On that bridge the night, at around 10-11:30pm. That bridge, leads to so many walks in Lagos. It is a beautiful bridge. A busy bridge. A bright bridge. Very beautiful, lit, and divided. It is, also, an African bridge, because, we came in contact with a ruined sacrifice at a divide, a corner. The third main-land bridge.
I began, “I would love to be an inventor.” I smiled. I was asked what I wanted to invent.
“I would like to live on the bridge. I’d build a beautiful house on it, and live there. It is beautiful.” I said, they laughed.
Who are they? My good friends. My other family. The ones whom I pour insults at and feel welcomed. Dammy. Peter. Daniel. Ayuba. Tobi. Myself. We. We took the bridge.
We arrived at Dammy’s place on Wednesday. I was there to find peace with my head after I was let down at home; while others were there for Dammy’s forthcoming production. It was a place too worthy to feel alive in.
I called my mother as soon as our arrival, after a thirty minutes prayer they performed, at Dammy’s. I told her I was not going to return home that day, because we were getting prepared for Dammy’s production. I lied.
“Won ti bi e re!” She blurted over the phone constantly, shielding my excuse, what seemingly looked like an information or a truth. I cut the phone and said I was not going to call her back.
“I told you they won’t hear me,” I told Peter and continued, “Do you wish to talk to her?”
I rang her line, and there she was, thinking I was the one speaking with her, as she continued with her fuss. Peter tried to let her know he was the one, and then, he spoke to her. I wasn’t interested in the conversation, so I left where he was till it ended. Peter told me their resolution when I returned, “She said you should call your dad.”
You know what that is? Trouble. So I ignored.
My dad called an hour later, but I intentionally missed it. And the next time they would call, it was through Peter’s phone. My mum yelling at me because I had missed a call from a supposedly Jude Iruhoha. Who cares? I do not know who he is, but there’s simply a connection: help. I needed a place for my I.T, so my mum reached one of his friends on my street to connect me with him.
I called him back. He asked my discipline and where I studied. His conclusion was to get back to me when he got a place for Presentation.
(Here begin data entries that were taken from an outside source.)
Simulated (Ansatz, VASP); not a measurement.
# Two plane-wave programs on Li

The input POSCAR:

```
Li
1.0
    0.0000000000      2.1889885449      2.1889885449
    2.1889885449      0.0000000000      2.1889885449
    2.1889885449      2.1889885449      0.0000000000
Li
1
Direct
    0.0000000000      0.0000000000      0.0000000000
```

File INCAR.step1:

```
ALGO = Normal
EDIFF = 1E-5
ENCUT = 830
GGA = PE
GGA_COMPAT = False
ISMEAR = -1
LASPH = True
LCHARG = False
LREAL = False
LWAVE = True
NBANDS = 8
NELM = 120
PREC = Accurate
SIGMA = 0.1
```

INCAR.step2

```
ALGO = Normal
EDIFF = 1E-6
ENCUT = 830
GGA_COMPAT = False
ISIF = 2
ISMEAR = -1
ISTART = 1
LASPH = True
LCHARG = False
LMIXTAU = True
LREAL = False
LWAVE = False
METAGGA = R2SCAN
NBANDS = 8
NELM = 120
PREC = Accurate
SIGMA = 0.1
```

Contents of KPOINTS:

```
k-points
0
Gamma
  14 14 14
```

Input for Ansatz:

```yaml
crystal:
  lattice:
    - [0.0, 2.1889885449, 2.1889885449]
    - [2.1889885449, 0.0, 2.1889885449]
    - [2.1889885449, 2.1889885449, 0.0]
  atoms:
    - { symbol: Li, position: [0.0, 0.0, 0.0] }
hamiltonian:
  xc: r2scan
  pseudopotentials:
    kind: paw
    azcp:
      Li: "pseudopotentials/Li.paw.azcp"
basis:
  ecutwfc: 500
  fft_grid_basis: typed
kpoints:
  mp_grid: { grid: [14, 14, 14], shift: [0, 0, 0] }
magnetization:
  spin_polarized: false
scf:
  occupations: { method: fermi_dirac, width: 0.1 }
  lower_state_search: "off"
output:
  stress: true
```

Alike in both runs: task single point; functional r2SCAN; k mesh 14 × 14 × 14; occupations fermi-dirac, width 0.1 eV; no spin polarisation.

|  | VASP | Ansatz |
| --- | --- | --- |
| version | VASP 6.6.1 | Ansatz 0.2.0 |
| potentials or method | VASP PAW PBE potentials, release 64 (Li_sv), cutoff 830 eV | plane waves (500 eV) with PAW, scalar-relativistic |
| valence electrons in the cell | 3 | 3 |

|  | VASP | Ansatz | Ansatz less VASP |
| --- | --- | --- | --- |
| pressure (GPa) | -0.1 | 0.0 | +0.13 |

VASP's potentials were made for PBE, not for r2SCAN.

“Is radio station okay?” He asked, finally. I answered And I thanked and bid him bye.
We later decided to walk out in the beautiful night, so cold that I was smiling, as Tobi and I agreed on the bus, on our way to Dammy’s. We walked to Sura, and we took the vehicle bridge by foot, walking by the sides, on the concretes, with the rails as a support. That is where a beautiful journey began.
To others, the journey on the bridge was just a jaunt, but to Tobi and myself, it was a positive achievement. It was an achievement to me, because I wanted to tell a story about my love for heights, even though I am acrophobic. I wanted to tell a story about the beauty of life, through well, situated road-lights, aligned between the roads, that shone several oranges, hitting the ground and spreading across the roads. I wanted to tell a story of the beauty on a bridge. The story of a nightlife with friends.
We laughed as we mounted the bridge. Very beautiful. Smelly. Lit.
It was on this bridge that Afefe rang a bell in my ears better. On this bridge was where I connected with life. I found the connection of: love, care, joy, happiness, fulfilment, encouragement. It was on this bridge that I connected with life and my inner-self, where I made my oath not to recklessly take my life.
On this bridge, I learnt something: Difference. I learnt that we could be on the same track now, but we can’t stop at the same ends. I learnt that, through the bridge, there are so many ways to follow to accomplish yourself. That you have different walks at life, as well as different destinations. That it is just a bridge, but it has different ends for different routers.